Node.js GuideBeginner → Production

Web Scraping with Node.js — Complete Guide

From your first fetch() call to concurrent data pipelines. Everything you need to scrape websites reliably with Node.js and TypeScript.

Node.js is a strong platform for web scraping — native async/await makes concurrent requests natural, the npm ecosystem provides excellent HTML parsing tools, and TypeScript adds type safety to large extraction codebases. This guide covers the full stack: fetching pages, parsing HTML with Cheerio, handling JavaScript-rendered content, and scaling with Promise.all().

Setting Up Your Node.js Scraping Project

You need Node.js 18+ (for native fetch) and a few packages. Start with a TypeScript project for better maintainability on large scraping jobs.

mkdir my-scraper && cd my-scraper
npm init -y
npm install cheerio axios p-limit
npm install -D typescript @types/node tsx

Fetching Pages with Node.js

Node.js 18+ ships with native fetch — no need for axios for simple cases. For more control over retries, timeouts, and interceptors, axios is the standard choice.

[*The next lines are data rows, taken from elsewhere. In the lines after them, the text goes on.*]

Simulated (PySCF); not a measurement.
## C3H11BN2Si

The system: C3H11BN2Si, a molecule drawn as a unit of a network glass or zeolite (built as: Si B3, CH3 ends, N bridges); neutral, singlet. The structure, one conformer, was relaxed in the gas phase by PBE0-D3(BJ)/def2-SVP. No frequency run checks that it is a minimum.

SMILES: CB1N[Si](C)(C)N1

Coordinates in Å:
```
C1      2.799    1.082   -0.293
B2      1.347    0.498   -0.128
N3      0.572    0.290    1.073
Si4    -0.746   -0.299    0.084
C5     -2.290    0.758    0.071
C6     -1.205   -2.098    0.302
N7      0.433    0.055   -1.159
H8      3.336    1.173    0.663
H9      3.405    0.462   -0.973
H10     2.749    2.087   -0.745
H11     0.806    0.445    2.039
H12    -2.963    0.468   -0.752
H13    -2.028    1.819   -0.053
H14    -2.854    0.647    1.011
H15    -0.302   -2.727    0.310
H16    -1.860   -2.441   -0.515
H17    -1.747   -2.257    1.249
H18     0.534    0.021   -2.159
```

// Native fetch (Node 18+)
const response = await fetch("https://example.com/products", {
  headers: {
    "User-Agent": "Mozilla/5.0 (compatible; DataBot/1.0)",
    Accept: "text/html,application/xhtml+xml,application/xml;q=0.9,*/*;q=0.8",
  },
  signal: AbortSignal.timeout(10000), // 10-second timeout
});

if (!response.ok) {
  throw new Error(`HTTP ${response.status} on ${response.url}`);
}
const html = await response.text();

Parsing HTML with Cheerio

Cheerio is a server-side implementation of the jQuery API for parsing HTML. It uses CSS selectors and the familiar .find(), .text(), and .attr() methods — fast and familiar if you know jQuery.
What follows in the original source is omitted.